Buteman’s owner improving performance but crippled by bank costs

Johnston Press, owner of one of Argyll’spectrum of  great local newspapers, The Buteman, is in the position of having all of its 18 daily papers and 300 weekly ones profitable, having reduced its debt and improved its earnings-to-debt ratio – but seeing its bank costs almost double from £10.4 million to a knee-buckling £21.4 million.

The company has taken its formal debt down from £422 million to £401 million, a drop of £21 million.

The additional £10.9 million on its bank costs includes £5.6 million in higher interest charges and £4.9 million as a first installment of ‘special facility’ charges.

Basically, Johnston Press have been in a position where they could pay down their debt but not keep up with the interest charges. When the company was unable to make set dates, the bank took that as an opportunty to renegotiate the loan arrangements – hence the higher interest charges and the special facility charge.

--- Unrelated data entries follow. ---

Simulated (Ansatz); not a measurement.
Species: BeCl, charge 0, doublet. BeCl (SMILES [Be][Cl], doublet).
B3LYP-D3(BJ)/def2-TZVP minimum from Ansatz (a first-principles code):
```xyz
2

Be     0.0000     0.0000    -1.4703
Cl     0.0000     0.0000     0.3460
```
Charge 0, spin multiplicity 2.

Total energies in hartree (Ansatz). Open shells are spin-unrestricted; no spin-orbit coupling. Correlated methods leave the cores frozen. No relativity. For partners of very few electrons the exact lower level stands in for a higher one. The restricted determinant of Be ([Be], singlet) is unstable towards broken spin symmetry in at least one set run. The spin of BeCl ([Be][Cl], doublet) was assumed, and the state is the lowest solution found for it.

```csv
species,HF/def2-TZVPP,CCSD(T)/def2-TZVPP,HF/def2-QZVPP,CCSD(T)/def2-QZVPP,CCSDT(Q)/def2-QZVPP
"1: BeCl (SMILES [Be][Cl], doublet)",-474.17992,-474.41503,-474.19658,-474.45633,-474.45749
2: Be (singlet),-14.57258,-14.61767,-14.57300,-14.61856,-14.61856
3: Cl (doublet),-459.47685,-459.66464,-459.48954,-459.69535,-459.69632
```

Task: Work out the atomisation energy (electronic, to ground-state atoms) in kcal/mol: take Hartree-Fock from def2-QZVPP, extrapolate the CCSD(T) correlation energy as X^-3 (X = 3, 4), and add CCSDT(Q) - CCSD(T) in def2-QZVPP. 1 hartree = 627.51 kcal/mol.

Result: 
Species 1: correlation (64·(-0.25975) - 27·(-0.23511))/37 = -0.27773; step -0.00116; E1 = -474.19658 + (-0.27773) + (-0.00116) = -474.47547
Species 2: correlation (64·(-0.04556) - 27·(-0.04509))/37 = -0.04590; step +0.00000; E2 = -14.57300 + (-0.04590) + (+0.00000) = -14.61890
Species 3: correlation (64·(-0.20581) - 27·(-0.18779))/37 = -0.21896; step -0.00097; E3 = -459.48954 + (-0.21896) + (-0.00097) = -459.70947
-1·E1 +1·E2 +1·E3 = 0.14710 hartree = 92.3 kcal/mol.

Alongside this, the company saw its first rise since 2006 in underlying profit – up to £40.5 million – and a 2% rise in its operating profit.

The costs of financing though, led to a fall of 29% in its earnings per share, falling from 3.1p to 2.2p.

Costs and payroll were both reduced over the period.

The circulation revenues of the company’s titles have seen a slide of no more than 1.6% in July 2010 and digital revenues were up 9.7% on this July’s performance as compared with July 2009.

Total revenues continued what has been a falling pattern – sharply down 52% to £207 million. However, a brake has been put on the rate of decline of advertising revenues – compare the mid-2009 figure of 25.4% decline with a 2010 first half of 5.2%  – and an encouraging further reduction in fall rate in July and August 2010 – to 3.7%.

Support for current performance came from an increase in property advertising, up by 9.5% – a by-product of the recession and the fall in house sales.

The relaunch of the company’s digital service on job availabilities has produced an improvement leading to a strategy to grow the group’s job advertising revenues.

Johnston Press shares, down by 50% since May 2010, showed a positive response to the news with a 6.25% rise in share price -  up by 1p to 16p.